Dorian Hargrove 10:13 a.m., April 28
Urge Gastropub's Off Duty Foodie Burger
What the hell do I know about burgers—let’s find out!
Between eating, drinking, interviewing, photographing, writing, editing, and posting, it’s natural for a writer to wonder every now and then if there’s anybody listening out there. Fortunately, we have shares, retweets, and web analytics to quell the fear that one’s readership has abandoned them, but the best confirmations come when someone from the outside world drops me a line. One of the most interesting of these instances occurred a few weeks ago when Grant Tondro, the owner of Urge American Gastropub (16761 Bernardo Center Drive, Rancho Bernardo) reached out with an interesting proposition.
That week, he’d read two pieces I’d written describing a pair of subpar experiences at burger restaurants. In one post, I lamented the lack of salt and poor exotic ingredient selections. In the other, it was portion size and a host of other problems. Spurred by these, Tondro asked if I’d like to try my hand at developing a burger recipe on a professional level. His idea was that I cook up something to be billed as the Off Duty Foodie Burger (after my Twitter handle, @offdutyfoodie) that he would run as a one-month special. I like burgers, I like Urge, I like putting myself out there. What was there to think about? I accepted immediately.

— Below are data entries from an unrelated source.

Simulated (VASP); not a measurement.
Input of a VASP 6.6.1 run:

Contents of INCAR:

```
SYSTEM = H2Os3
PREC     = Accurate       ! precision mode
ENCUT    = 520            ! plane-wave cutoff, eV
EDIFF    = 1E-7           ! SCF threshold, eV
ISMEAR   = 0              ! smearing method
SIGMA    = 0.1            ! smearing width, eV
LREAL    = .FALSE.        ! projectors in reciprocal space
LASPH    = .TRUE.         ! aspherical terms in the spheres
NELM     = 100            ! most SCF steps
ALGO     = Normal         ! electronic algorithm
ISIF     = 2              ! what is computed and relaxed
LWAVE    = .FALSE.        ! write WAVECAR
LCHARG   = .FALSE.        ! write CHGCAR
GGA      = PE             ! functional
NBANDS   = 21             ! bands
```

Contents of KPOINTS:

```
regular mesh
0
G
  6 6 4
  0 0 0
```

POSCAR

So, starting early next week and running the rest of this month, the Off Duty Foodie Burger will be available for $13. In developing it, I tried to pinpoint a theme to center everything around. Figuring I’d knocked a venue for the ingredients they’d utilized to make a Mediterranean burger, I went that route. It’s only fair after all. In doing so, I went with a patty that boosts high quality beef with added zest from pork chorizo sausage to guarantee no shortage of flavor or seasoning. Cheese is a must for any burger, and I went with Spanish Manchego, a mild sheep’s milk variety that’s one of my personal favorites.
On the topping front, there are roasted red peppers, romaine lettuce and the same habanero pickle chips I contributed the recipe for in the beer-centric cookbook Brew Food: Great Beer Inspired Appetizers, Main Courses, and Desserts. There's also pacetta that's been glazed with a mixture of honey and mustard, then baked until sweet and crispy. As for condiments, there are two—roasted garlic aioli and a sherry vinegar onion marmalade. All of that’s sandwiched between two toasted hamburger bun halves. No ciabatta, no sourdough, no non-pretzel shaped pretzel bread. Just good old fashioned bread, the way God intended. Oh, and if you want ketchup, you go ahead and have it. I'm proudly pro-choice on that front!
It’s an honor to have one of my recipes available in a restaurant setting for the public to try, and it’s something I didn’t take lightly. A lot of thought went into this burger and it’s my sincere hope that all who try it out enjoy it. And if I may be so bold (it’s how this whole thing came about in the first place, so why start being timid now), allow me to suggest sampling that burger with a fine local craft beer.